John Campey, Executive Director of SPT (pictured on right) receives a "Vital Ideas" Award on behalf of Social Planning Toronto at the Toronto Community Foundation's Award Ceremony on June 22, 2011. Other recipients included SEDI, Toronto Acorn, TO Fund for Student Success, and Working Skills Centre.
Social Planning Toronto’s (SPT) mandate is to create a liveable, affordable city by addressing four priority areas through community engagement, policy analysis, and research: labour markets and income security; education and human development; housing and community infrastructure; and public finance and resource allocation.
SPT has researched the impact of homelessness on children’s education in Toronto, and have found that 58% of children in shelters had attended three or more schools. They have identified problems homeless children face related to residential instability and family and school disruptions, and provide recommendations to educators and shelter staff to improve their situation.
The Vital Ideas grant supports translating the research into action by creating a resource that captures the impact of homelessness on children’s school success and shares best practices to improve their educational experience. The resource will help shelters and schools to address this complex issue, and to share strategies for removing barriers that vulnerable children and youth face.
Vital Ideas - High-Impact Initiatives in Toronto: Replication, Documentation and Promotion
A Vital Idea is a high-impact program, project, or organization that has been piloted or is currently in operation that helps make Toronto a better place to live, work, learn and grow. Our goal is to help connect these Vital Ideas with others in our community who can learn from them, benefit from them and support them to increase their impact. Our aim is to ensure that Vital Ideas secure the attention and support they deserve so that they can sustain and grow their contribution to improving Torontonians’ quality of life.

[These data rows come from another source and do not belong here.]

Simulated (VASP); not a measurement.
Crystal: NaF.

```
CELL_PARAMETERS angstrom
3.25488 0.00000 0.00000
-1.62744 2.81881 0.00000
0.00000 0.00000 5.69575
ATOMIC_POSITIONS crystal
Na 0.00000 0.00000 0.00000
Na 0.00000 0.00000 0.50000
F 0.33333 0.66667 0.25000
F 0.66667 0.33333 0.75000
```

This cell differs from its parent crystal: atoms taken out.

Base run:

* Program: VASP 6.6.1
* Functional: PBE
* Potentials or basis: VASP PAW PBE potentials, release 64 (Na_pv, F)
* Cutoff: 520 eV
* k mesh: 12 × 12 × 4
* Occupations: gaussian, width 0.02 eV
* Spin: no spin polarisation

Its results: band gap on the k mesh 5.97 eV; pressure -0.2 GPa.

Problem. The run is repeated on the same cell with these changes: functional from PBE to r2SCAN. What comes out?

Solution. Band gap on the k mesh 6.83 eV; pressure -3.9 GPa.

The Vital Ideas grant stream is unique in that it provides grants of up to $30,000 for strategic activities beyond direct programming. Vital Ideas grants enable proven, effective organizations to expand their reach, share their experience and better sustain their impact. The investment in these strategic activities is meant to be a one-time investment in building the capacity of not-for-profits.
The Toronto Community Foundation supports strategic activities that help make the impact of a Vital Idea more sustainable. In other words, the Vital Idea grant is not program funding but is a capacity-building grant (for use to increase the effectiveness of a program or organization). The Community Foundation provides grants of up to $30,000 over one year.